The bipartisan border bill failed in the U.S. Senate Thursday, even losing the support of two key negotiators who helped craft the legislation. This marked the second time the Senate voted against moving forward with the bill.

The vote on the border bill “is not an effort to actually make law, it is an effort to do political messaging,” Sen. James Lankford, R-Okla., said Thursday ahead of the vote. Lankford worked to negotiate the bill with Sens. Chris Murphy, D-Conn., and Kyrsten Sinema, I-Ariz., but he and Sinema voted against the bill Thursday, criticizing the reintroduction of the bill as being politically motivated.  

The bill, which needed 60 votes to pass, failed with 50 senators voting against it and 43 voting in favor.

The vote broke largely along party lines with Sen. Lisa Murkowski of Alaska being the only Republican to vote for the bill. Six Democrats joined Republicans in voting against the bill.

During the first vote in February, Lankford voted in favor of advancing the border bill, along with Murkowski, Susan Collins of Maine, and Mitt Romney of Utah. 

Analysts expected the latest vote on the bill to fail following Republicans’ outspoken criticism of the measure.  

The bill “spends $20 billion to not secure the border, but to more efficiently encounter, process, and disperse illegal migrants,” Sen. Ron Johnson, R-Wis., said during a news conference Wednesday.  

Johnson and other GOP senators bashed the bill for allowing up to 5,000 illegal aliens to enter daily in a seven-day period.  

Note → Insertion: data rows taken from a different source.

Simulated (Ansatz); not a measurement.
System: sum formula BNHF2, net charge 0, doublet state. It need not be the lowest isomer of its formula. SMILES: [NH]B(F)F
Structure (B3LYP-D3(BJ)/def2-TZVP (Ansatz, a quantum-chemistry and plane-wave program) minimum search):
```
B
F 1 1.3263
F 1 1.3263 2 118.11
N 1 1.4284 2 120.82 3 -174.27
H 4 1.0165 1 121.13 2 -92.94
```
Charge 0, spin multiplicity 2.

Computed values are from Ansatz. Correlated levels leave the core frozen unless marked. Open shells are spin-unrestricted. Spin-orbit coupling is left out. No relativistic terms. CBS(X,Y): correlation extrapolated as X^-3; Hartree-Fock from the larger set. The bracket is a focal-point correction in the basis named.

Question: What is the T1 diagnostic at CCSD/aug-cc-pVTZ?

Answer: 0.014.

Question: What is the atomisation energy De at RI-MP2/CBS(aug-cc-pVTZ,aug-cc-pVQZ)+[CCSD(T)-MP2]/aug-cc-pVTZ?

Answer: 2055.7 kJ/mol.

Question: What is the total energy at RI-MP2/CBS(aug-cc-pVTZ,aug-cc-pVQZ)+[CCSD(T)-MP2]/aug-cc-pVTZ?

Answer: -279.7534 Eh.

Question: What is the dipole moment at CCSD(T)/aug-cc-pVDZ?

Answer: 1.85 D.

The bill directs the Department of Homeland Security to close the southern border “during a period of seven consecutive calendar days, [if] there is an average of 5,000 or more aliens who are encountered each day.”

Over 1.8 million illegal aliens a year still would be permitted to enter the United States under the now twice failed legislation.  

Republicans bashed the bill as an election year stunt.  

Sen. Cynthia Lummis, R-Wyo., said Senate Majority Leader Chuck Schumer and the Democrats are promoting the bill because “poll numbers are showing [Democrats] that, after months and months of throwing the border open to anyone who wants to come in, that the public doesn’t like the policy.”  

Gallup reports that immigration is the No. 1 issue not specifically related to the economy on the minds of American voters right now.   

“And now, all of a sudden, six months before an election, Chuck Schumer and the Democrats have got religion on border security,” Sen. J.D. Vance, R-Ohio., said ahead of the vote.   

Under the Biden administration, Customs and Border Protection has encountered over 9.5 million illegal aliens on America’s border and at ports of entry. With five months remaining in fiscal year 2024, CBP encounters of illegal immigrants under President Joe Biden’s leadership are expected to far surpass 10 million before the start of the new fiscal year.  

An additional nearly 1.8 million illegal aliens have crossed the border managing to evade Border Patrol. Authorities refer to them as “known gotaways.” It is impossible to know how many unknown gotaways have entered the country in recent years. 

Senate Republicans continue to advocate for the passage of the border security bill known as H.R. 2, which the House passed in May 2023. If passed into law, H.R. 2 would end “catch and release,” restart construction of the border wall, and reinstate the Trump-era “Remain in Mexico” policy, among other things. 

“The Democrats don’t want border security,” Sen Ted Cruz, R-Texas, said in a statement. “Every single Democrat in the Senate supports these open borders. And I can say that because every single time we push to implement real border security to stop this invasion—to stop Joe Biden from releasing criminal illegal aliens that are threatening our families—every single Democrat votes no.”

On Tuesday night, Sen. Roger Marshall, R-Kan., and Cruz, spoke on the Senate floor and called for the Senate to pass H.R. 2 by unanimous consent. Senate Majority Whip Dick Durbin, D-Ill., reserved the right to object and blocked the bill.